At issue before the Sixth Circuit was a challenge to Ohio’s forced pooling law, Ohio Rev. Code §§ 1509.27, 1509.28. This law addresses the conflict between the reality of oil reservoirs, where new drill sites result in decreased pressure, potentially resulting in oil being unrecoverable, and the rule of capture, by which a landowner can only control a resource that she actually obtains. In essence, it requires unitization of the resource prior to drilling – oil located under different tracts is combined into a single “unit” and then drilling operations are coordinated across the unit. This process can be voluntary, but the statute can compel pooling if the landowners cannot agree.
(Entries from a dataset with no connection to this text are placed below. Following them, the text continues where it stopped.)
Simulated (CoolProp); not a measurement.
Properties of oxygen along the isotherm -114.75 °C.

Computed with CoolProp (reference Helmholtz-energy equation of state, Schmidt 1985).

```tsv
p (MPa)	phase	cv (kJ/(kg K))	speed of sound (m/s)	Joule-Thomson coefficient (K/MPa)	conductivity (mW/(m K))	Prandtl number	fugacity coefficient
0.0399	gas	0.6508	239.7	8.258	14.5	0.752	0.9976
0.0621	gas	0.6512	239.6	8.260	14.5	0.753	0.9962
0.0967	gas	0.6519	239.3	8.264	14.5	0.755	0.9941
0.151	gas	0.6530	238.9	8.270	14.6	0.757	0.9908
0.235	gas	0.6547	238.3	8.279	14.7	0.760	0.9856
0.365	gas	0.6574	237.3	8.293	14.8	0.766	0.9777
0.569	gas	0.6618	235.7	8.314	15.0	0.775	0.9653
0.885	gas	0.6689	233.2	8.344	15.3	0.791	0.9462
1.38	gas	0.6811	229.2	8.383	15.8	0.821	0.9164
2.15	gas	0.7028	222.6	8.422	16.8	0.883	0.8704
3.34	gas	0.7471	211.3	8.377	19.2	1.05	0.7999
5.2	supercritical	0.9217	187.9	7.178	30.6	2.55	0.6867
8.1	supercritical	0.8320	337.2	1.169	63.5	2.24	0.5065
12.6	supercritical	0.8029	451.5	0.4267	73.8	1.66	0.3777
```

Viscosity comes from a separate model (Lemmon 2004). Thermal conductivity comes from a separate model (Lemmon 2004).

The case arose in Harrison County, Ohio, where Chesapeake Exploration (“Chesapeake”) obtained ownership interests in 472 acres of a 592-acre plot, but was unable to reach an agreement with owners of the remaining 120 acres. Chesapeake applied to the Ohio Division of Oil and Gas Resources Management for forced pooling in November 2014, which, while opposed by the landowners, was granted by the Division in 2015. The landowners then appealed to the Oil & Gas Commission, alleging that this was an unconstitutional taking of their property. The Commission dismissed the case for lack of jurisdiction over a constitutional claim and the landowners then sought a writ of mandamus from the Ohio Supreme Court, which was denied in January 2018. The landowners then filed in federal court, essentially making the same argument, which the district court dismissed on a number of grounds. They then appealed the district court’s ruling.
Initially, the Sixth Circuit found that the landowners had standing, despite leasing their property to another entity, and further that the claims were ripe, despite the landowners not seeking just compensation in state court. However, the appellate court affirmed the lower court’s dismissal of a § 1983 claim against Chesapeake, as it was not a state actor. The Court held that Chesapeake’s “mere use of the state’s pooling order process without the overt, significant assistance of state officials does not transform it into a state actor.” (citing Am. Mfrs. Mut. Ins. Co. v. Sullivan, 526 U.S. 40, 54 (1999) and Tulsa Prof’l Collection Servs., Inc. v. Pope, 485 U.S. 478, 486 (1988)). However, the landowners’ action against Richard Simmers, Chief of the Ohio Division of Oil and Natural Gas Resources, could be maintained as he was a state actor.
The Court then turned to the landowners’ takings claim. In essence, the landowners argued that the Fifth Amendment, incorporated against the states through the Fourteenth Amendment, barred the taking of their interest in the oil resource, as it was neither for a public use, nor was it done with just compensation. However, the Sixth Circuit decided that, based on state law, the forced pooling was not an actual taking. While Ohio law recognized that a landowner had a property interest in the subsurface minerals on her lot, Supreme Court precedent recognized that a state could adopt “reasonable regulations to prevent economic and physical waste of natural gas.” Cities Serv. Gas Co. v. Peerless Oil & Gas Co., 340 U.S. 179, 185 (1950). The Sixth Circuit held that Ohio’s pooling scheme fit comfortably within this precedent. Additionally, the appellate court pointed out that not a single case, in federal or state courts, had yet held that unitization was unconstitutional and declined to be the first.
The Sixth Circuit separately addressed the occupation of the subsurface land, but ultimately reached the same conclusion. While Ohio law, in theory, recognized that such a takings claim could exist, a “party’s mere presence below the ground is not enough to make out a takings claim.” Instead, the appellate court held that Ohio law required pleading there was actual interference with the landowners’ reasonable and foreseeable use of the subsurface, summarizing that there must be “some type of physical damages or interference with use.”
Finally, the Court briefly analyzed both above-ground taking, dismissing it as there was no allegation that hydraulic fracturing would make the surface unusable, and a due process claim, which was premised on property interests which, as discussed above, the Court had already determined the landowners lacked.
In short, the Sixth Circuit affirmed that a state has the right to force unitization on landowners that are resistant to such pooling. Simply stated, “[e]ach landowner’s property interest in the minerals remains intact; it is simply regulated. The landowners therefore have no takings claim as to the minerals below the subsurface of their land.”